Multitasking is a personal-productivity killer. Don’t try to do two things partly well. Do one thing really well.
Work in 60 to 90 minute intervals. – Your brain uses up more glucose than any other bodily activity. Typically you will have spent most of it after 60-90 minutes. (That’s why you feel so burned out after super long meetings.) So take a break: Get up, go for a walk, have a snack, do something completely different to recharge.
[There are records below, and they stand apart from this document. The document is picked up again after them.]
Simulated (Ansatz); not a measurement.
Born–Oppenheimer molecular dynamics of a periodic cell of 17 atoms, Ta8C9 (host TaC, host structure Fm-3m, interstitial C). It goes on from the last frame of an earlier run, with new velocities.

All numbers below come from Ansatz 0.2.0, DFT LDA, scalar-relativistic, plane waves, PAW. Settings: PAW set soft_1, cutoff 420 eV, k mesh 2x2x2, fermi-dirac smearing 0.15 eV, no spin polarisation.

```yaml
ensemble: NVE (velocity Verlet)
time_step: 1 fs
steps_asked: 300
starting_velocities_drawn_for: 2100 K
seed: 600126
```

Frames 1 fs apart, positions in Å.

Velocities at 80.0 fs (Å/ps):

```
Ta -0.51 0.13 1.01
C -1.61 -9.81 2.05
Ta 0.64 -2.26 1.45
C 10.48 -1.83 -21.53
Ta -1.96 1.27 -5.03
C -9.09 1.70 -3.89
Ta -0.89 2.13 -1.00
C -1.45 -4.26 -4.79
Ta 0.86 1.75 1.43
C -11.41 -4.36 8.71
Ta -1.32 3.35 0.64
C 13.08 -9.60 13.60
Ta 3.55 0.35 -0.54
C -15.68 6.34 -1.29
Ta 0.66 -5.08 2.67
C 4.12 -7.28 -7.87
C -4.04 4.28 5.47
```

Take breaks. – Take a non-productive break instead of getting work done might seem like a waste of time. But there’s evidence that taking occasional, short breaks can help you focus more effectively upon returning to work, especially if you’re having trouble concentrating. Some research has also shown that taking a break when you’re dealing with a particularly difficult problem can also help you get more creative in finding solutions to it.
An effective break involves intentionally (and, ideally, physically) separating yourself from your work for a set period of time — at least 10 minutes or so. Talk to people, eat a snack, get up and walk around, and get your mind off work.
Why would this make you more productive? An apt analogy for your ability to concentrate, researchers say, is a muscle. Use it excessively, and it gets tired out. Give it a break when it’s exhausted, and it’ll rebound. There’s also evidence that the type of unfocused, free-form thinking that you do when you take breaks (neuroscientists call this using your default mode network) helps recharge your brain and is crucial for long-term thinking and planning.
An occasional break might cost you ten minutes of work time, but the benefits — in terms of focus and creativity — are easily worth it.
Take walk – One type of break is particularly effective: a walk.
One reason is that getting a bit of physical exercise can further increase your creativity upon returning to work. Several different studies have shown that brief periods of walking or other moderate exercise increase people’s problem-solving skills, leading them to approach problems in alternate ways.
If you have access to any sort of green space for a walk, use it. It might seem obvious, but is still worth stating: research shows that people who take brief walks in green areas enjoy tangible benefits, in terms of mood, compared to people who walk in crowded urban areas.
Peak times and Deadlines – Identify your peak cycles of productivity, and schedule your most important tasks for those times. Work on minor tasks during your non-peak times.
Set a deadline for task completion, and use it as a focal point to stay on track.
Don’t get paralyzed by perfection – “A career contribution isn’t made in a single ideal moment,” says psychologist and author Art Markman. “It is a collection of good and great moments that add up over time.” The best project is a completed project he says. “It’s easy to get paralyzed by perfection, but it’s better to get something out the door than to hold onto it for a long time hoping to remove every flaw.”
Track your time – Once you start tracking your time, you’ll be amazed by how much time you spend doing stuff that isn’t productive. You don’t have to get hyper-specific. The info you log can be directional, not precise.
Tracking my time is something I just started to do recently. It’s been an eye-opening experience–and one that has really helped me focus.